The RV Celtic Explorer has played a vital role in Ireland’s fisheries research, placing Ireland in a much stronger position to propose effective conservation measures for fish stocks and support the sustainability of the Irish fishing industry. A new state-of-the-art marine research vessel is also scheduled for completion in 2022, which will mark a major milestone in the Marine Institute’s effort to provide world-class marine scientific advice and services.
In 2006, they moved into the world-class facility right on the edge of the ocean at Renville.
“Then the crisis hit and after having 14 years of double digit growth every year minimum, we faced seven or eight very tough years with a budget cut of about 35 per cent. Thankfully, we have built that back up and this year will be the record turnover in investment in the marine ever.
“Working with Government, Ireland is very much on track to achieve the economic targets set to double the size of the Blue Economy by 2020. In football terms, we had shown we were capable of surviving in the Premier League, but now it looks like we can go and win it, in terms of marine research. We are on target to double the contribution to GDP by 2030, so in the next decade, a new iteration of that Marine Plan will be even more ambitious.
Changing the gaze
A key task for Dr Heffernan was making people face out to sea, to look at the potential that existed there.
“One of the best things we ever did was create the real map of Ireland which when you look at it, shows the land offshore, taking the water away so we can see through the water. Human eyes can’t see through water and people become distance. There is a blind spot, not just in Ireland, at how important the ocean is to human life on earth.
“The threat of climate change is a very real one, a very significant one and the Marine Institute will be expanding our science capacity to combat this. Built upon the best map of sea-floor territory in the world, our nation has the ability to have the best downscaled modelling predictive capacity anywhere in the world.
“Due to the hard work of the staff here at the Institute, we have earned a strong international reputation. Ireland will in 2026 be the first nation in the world to have mapped digitally and with open access, all our seabed territory.
The Mayo native and NUI Galway graduate is proud of what he has achieved here in his own region and has always had a love for the waters and the life that lives in it.
“I grew up on the banks of the river Moy in Ballina and also fished offshore. It was something my father loved. I had a great time at NUI Galway doing zoology and marine science and playing Sigerson Cup football as well.”
Before the building was opened at Renville, it was based in a temporary building at Ballybrit.

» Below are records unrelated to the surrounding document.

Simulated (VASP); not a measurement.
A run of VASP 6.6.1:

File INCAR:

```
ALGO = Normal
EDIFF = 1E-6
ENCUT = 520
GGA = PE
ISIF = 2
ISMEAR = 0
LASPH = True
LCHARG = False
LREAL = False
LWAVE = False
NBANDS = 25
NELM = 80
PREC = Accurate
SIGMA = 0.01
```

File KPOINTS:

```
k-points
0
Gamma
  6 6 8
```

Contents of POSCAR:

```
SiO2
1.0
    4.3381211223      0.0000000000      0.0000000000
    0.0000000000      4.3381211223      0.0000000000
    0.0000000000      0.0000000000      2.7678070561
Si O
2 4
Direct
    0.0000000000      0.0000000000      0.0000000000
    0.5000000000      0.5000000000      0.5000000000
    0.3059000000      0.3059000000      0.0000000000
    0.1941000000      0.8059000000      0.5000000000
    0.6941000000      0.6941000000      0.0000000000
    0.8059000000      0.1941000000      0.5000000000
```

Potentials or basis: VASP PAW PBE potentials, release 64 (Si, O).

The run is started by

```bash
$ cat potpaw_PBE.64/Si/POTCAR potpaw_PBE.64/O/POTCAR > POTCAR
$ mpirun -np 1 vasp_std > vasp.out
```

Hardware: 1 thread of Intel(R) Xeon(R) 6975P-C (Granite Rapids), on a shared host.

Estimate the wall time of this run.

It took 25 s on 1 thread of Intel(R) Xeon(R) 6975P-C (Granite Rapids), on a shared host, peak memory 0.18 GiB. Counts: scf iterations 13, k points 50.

“That was great because it meant that we got the advance team in place. We have a fantastic research facility here, the ships down in the port of Galway, and also an excellent research facility at Furness, in Newport, Co Mayo. That one was actually established by the Guinness family over 60 years ago and is a very important indicator site for climate change studies tracked through the life cycle of salmon and eels. If you were to design a robot for yourself to go across the Atlantic, collect samples, and them to come back to your lab, you have it from nature in a salmon.
“It is an open door laboratory. Ireland will soon be the only island-nation in the European Union, with all the geographic advantages of being beside the Atlantic. In terms of Brexit, Institute staff have been advising the Government and support in understanding all fisheries-related scenarios that might arise.
“In the past few years, people have become quite conscious of the ocean in a way they had not been before, and events like Seafest play a huge role in this. The issue of the plastic pollution of the waters as well is a key one that has engaged the public. Sky News, Blue Planet and Ken O’Sullivan’s series were all of excellent quality and helped raise awareness of what is happening in our seas.
Our ocean wealth
In 2009, Dr Heffernan instigated the development of the Inter-Department Marine Coordination Group (MCG ). Chaired by the Minister for Agriculture, Food and Marine, the group brought together representatives of departments with an involvement in marine and maritime issues to coordinate inter-departmental action.
The MCG produced Ireland’s first integrated marine plan for Ireland Harnessing Our Ocean Wealth in 2012 which set out two targets - increase the value of Ireland’s ocean wealth to 2.4% of GDP by 2030 and double the turnover from our ocean economy (from €3.2 billion ) to exceed €6.4 billion by 2020. In 2018, Ireland’s ocean economy is estimated to have a turnover of €6.2 billion and GVA estimated at €4.2 billion equivalent to 2% of GDP.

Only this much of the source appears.